Bloomberg Ranks Most and Least Affordable Housing Markets for Millennials
It’s no secret that the dream of homeownership has become increasingly elusive for America’s younger generations. But, depending on the city, some millennials are faring much better than others. With that in mind, Bloomberg recently pulled data from the U.S. Census Bureau, Zillow Group, Inc., and Bankrate.com to determine the leading cities where millennials have been practically priced out of the market.
The good news is that there are 37 metropolitan cities where millennials' dream of homeownership remains alive and well. The bad news? Not a single one is located in California. In fact, the Golden State tops Bloomberg’s list of housing unaffordability.

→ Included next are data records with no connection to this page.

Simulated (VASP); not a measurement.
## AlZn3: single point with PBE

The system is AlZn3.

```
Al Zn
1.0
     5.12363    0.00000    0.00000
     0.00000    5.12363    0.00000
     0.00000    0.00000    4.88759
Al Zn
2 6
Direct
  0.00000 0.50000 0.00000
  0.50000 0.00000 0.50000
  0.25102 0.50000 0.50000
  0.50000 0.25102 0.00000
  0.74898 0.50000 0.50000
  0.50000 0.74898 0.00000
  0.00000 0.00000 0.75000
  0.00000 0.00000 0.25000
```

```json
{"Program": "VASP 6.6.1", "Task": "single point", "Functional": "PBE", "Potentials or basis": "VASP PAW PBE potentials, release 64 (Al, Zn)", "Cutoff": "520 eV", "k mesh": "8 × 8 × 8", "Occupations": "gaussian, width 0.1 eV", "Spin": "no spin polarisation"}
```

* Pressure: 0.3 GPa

Take San Jose, for instance, which took the #1 spot for a lack of affordability. The median salary required to purchase a home in San Jose is $133,377, while the median earnings for 18 to 34-year-olds is just $53,215. San Francisco didn’t fare much better. It comes at #2 with an affordability gap of $60,975. It was followed by three other California cities: Los Angeles, San Diego, and Sacramento.
To complicate matters, Bloomberg’s calculations assume that millennials have already saved up 20 percent for a down payment. But, as senior Wells Fargo economist Mark Vitner explains, that is not always the case.
Many millennials "don't have the money for a down payment or can't afford to buy where they want to buy," Vitner says. "It's tougher to buy a home in the city."
According to Bloomberg, millennials would have better luck venturing outside the West Coast. The most affordable housing markets for 18 to 34-year-olds include Detroit, Buffalo, Pittsburgh, and Indianapolis.